C-Compiler generation from LISA Processor Models


The progress in microprocessor technology has boosted the performance of general purpose desktop processors and embedded processors alike. This has two notable effects:

  1. Embedded processors are now with enough good performance to execute complex software.
  2. Customers now expect the features, programmable devices offer.

The increased complexity of the software is directly reflected in increased software development times and higher error rates. This effect is worsened by programming these processors at a very low abstraction level in assembly languages. Increasing the abstraction level of the programming level, for example by using a C compiler, is therefore desirable. However, development of a C compiler for an embedded processor is a time consuming task.


The LISA language, developed at RWTH-Aachen University from Synopsys, can be used to create a description of a microprocessor. This description can then serve as a golden model. This means that changes to the architechture need only be reflected in the LISA description. Other components like the HDL description, the software tools like the assembler and linker and a simulator for early software development are then automatically generated by the Processor Designer toolsuite from Synopsys.

The scope of this project is to add generation of a C compiler to the Processor Designer suite's capabilities. The main objectives are:

  1. Inclusion of C compilers in the processor architecture exploration loop
  2. Automatic generation of C compilers from LISA description


Project details

To generate a C compiler, Processor Designer utilizes the CoSy compiler development system from ACE. A brige has been created that connects the CoSy system to Processor Designer. It consists of two parts:

The first part is an automatic extraction of compiler-relevant features from the LISA description. The model is analyzed and details like the available registers, instructions and the calling conventions are automatically added to the compiler.

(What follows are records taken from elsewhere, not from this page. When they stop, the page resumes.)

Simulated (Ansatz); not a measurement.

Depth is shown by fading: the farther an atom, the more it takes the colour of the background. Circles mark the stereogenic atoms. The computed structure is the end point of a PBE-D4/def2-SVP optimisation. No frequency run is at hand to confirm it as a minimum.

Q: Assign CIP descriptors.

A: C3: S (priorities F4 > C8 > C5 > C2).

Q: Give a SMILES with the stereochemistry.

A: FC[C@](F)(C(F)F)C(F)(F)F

The second part is a graphical user interface which allows fine-tuning the compiler settings. This interface is tightly coupled to Processor Designer and allows the developer to fine tune the compiler's behaviour based on his expert knowledge of the architecture. At this level, several optimizations can also be added for different processor features like zero overhead loops.


The result of those two steps is a processor description which serves as input for the CoSy framework, to generate the final C compiler.